Shake-up goes on, with caution

Far from undoing the work Durk Jager began, new chief Alan Lafley will honour his legacy of change, says Alan Mitchell.

Durk Jager’s ousting has been interpreted as “the revenge of the Proctoids”.

To see it that way is a mistake. We humans have a habit of appointing leaders to start revolutions, bang heads together and sweep away shibboleths, only to react against their excesses and elect a moderate to restore ruffled feathers and keep the essence of the revolution intact. Tony Blair didn’t get elected by promising to go back to pre-Thatcher days. New chief executive Alan Lafley isn’t going to undo what Jager began.

P&G’s big reorganisation, which replaced regional reporting groups with global business units, will almost certainly stay on track even if people’s jobs change a little more slowly. So will moves to encourage faster decision-making and a more entrepreneurial culture.

P&G’s hierarchical “sell and inspect” mode of operating, with each lower level trying to sell recommendations to their bosses, had become a bureaucratic nightmare, instilling an initiative-sapping fear of failure within the corporation.

Likewise, P&G’s obsession with implementing best practice meant “we had best practised ourselves into a lock step”, concedes one insider. There was no room left for experimentation. And new recruits aren’t willing to be indoctrinated with the P&G bible of brand management any more.

Lafley will continue this shake-up, but more cautiously. One of his priorities will be to restore budgetary control. To encourage entrepreneurial decision-making, Jager replaced a rigid, centralised line-by-line approach to budgeting with a policy of spend what you like (within limits) as long as you reach profit targets. Clearly, that went too far, too soon.

But the essence of the problem remains. Companies such as P&G and Unilever invented a marketing system that lasted a hundred years. They know this system cannot last another hundred years.
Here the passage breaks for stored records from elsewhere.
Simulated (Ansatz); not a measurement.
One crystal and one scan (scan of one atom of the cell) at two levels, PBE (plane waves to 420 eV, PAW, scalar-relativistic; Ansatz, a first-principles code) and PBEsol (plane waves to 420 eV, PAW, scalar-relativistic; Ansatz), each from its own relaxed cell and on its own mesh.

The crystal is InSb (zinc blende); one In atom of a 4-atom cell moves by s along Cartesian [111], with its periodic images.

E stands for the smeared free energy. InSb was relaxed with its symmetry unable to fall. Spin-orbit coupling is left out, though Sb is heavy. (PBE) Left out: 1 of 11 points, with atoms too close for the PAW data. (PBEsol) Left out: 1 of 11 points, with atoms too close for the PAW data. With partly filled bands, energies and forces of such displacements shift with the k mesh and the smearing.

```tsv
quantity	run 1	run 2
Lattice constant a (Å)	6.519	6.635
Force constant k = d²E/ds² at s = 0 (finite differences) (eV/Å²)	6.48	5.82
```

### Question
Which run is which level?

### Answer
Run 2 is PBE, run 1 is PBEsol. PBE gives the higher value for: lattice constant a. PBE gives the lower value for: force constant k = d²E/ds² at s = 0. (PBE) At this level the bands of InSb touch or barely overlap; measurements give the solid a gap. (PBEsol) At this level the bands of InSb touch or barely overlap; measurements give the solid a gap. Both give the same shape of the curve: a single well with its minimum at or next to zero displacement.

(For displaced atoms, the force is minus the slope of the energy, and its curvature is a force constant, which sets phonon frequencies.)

Before, chief executives could rest content with pushing the limits of this system. Today, they have to invent a new one – and shore up the old one. The result is experiments on the fringes, such as Unilever’s MyHome and P&G’s Reflect.com, along with far-reaching changes at the heart.

But it’s tough. As one senior executive close to P&G’s board commented before Jager’s ousting: “It’s a part of leadership that sometimes you don’t get things right because nobody else has done them before and you don’t have a good model to follow. We are taking it on the chin.” And that won’t stop simply because there’s a new face at the helm.